What Iranian women must deal with in ‘The Seed of the Sacred Fig’

Iranian Cinema is something to behold and to aspire to. After the Iranian Revolution in 1979, theocracy took over to replace the monarchy with another version of an oppressive regime. Artists must be careful with their artworks because the regime and its adherents thoroughly surveil them. Commentary is heavily policed, if not redacted.
However, this did not stop many filmmakers from having their works pass the Iranian censors and earn accolades on the planet. Yet, sometimes, filmmakers must work with what they have and under the covers, so to speak.
The Seed of the Sacred Fig (2024, directed by Mohammad Rasoulof) deals with acerbic accusations against the theocratic regime with real-life footage of the violence against protesters and embedding them inside a family drama.
The film was shot secretly and smuggled out of Iran to great acclaim. The filmmaker had to flee to Germany before Iranian leaders sentenced him to jail for years, and some of the cast and crew had to seek refuge in Europe. This film is an indictment against theocratic oppressive regimes that affect everybody, most of all the women of Iran. This film mentions and witnesses the story at the tail-end of March, Women’s Month.
The Seed of the Sacred Fig starts with a metaphor for a particular plant that becomes a parasite. It starts by integrating itself into a plant, eventually using its place and sustenance to kill the host plant. This is an apt metaphor for what a seemingly innocuous family development is when the father gets a promotion to be part of the oppressive judicial machinery of the regime.
What follows next are interconnected episodes that pit the family, particularly the daughters, against prevailing ideology. Then, the daughters go against the parents until this is a portrait of a family torn asunder by the regime itself.

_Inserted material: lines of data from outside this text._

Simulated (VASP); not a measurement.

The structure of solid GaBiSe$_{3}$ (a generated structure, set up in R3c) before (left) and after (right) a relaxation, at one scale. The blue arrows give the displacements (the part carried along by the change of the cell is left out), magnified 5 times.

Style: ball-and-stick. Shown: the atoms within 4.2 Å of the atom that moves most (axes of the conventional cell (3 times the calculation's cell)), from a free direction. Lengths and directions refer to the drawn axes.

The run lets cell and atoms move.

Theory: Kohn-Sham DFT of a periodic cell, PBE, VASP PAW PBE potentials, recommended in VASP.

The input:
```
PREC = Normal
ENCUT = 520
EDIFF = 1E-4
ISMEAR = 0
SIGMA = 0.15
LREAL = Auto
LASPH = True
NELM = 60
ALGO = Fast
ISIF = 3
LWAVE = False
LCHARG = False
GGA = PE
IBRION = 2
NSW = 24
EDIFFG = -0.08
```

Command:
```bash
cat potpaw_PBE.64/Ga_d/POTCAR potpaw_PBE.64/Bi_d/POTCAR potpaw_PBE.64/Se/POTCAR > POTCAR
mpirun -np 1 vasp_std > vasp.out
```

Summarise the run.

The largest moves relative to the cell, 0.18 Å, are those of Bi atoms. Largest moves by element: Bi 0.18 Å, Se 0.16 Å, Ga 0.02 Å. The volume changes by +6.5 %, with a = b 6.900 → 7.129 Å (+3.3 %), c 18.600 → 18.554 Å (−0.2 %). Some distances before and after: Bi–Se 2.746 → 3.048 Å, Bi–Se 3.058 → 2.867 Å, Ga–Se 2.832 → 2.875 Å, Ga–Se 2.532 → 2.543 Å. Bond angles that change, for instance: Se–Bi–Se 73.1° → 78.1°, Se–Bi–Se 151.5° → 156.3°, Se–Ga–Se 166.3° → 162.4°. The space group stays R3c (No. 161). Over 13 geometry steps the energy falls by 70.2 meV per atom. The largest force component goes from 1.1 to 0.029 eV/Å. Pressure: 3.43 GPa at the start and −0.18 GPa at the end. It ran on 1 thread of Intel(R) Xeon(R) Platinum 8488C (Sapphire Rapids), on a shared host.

The parasitic plant is the revolver given to the father by the authorities as part of his promotion. The revolver eventually goes missing, and this quiet family drama, primarily spoken in whispers, becomes a thriller. It went from Chekov and then to Chekov if he snorted cocaine. This movie hinges upon the tenets of patriarchy; that is, the father looks out for the family. The family’s cohesion and safety rely on the father’s control. This is how authoritarian regimes thrive: by invoking the father.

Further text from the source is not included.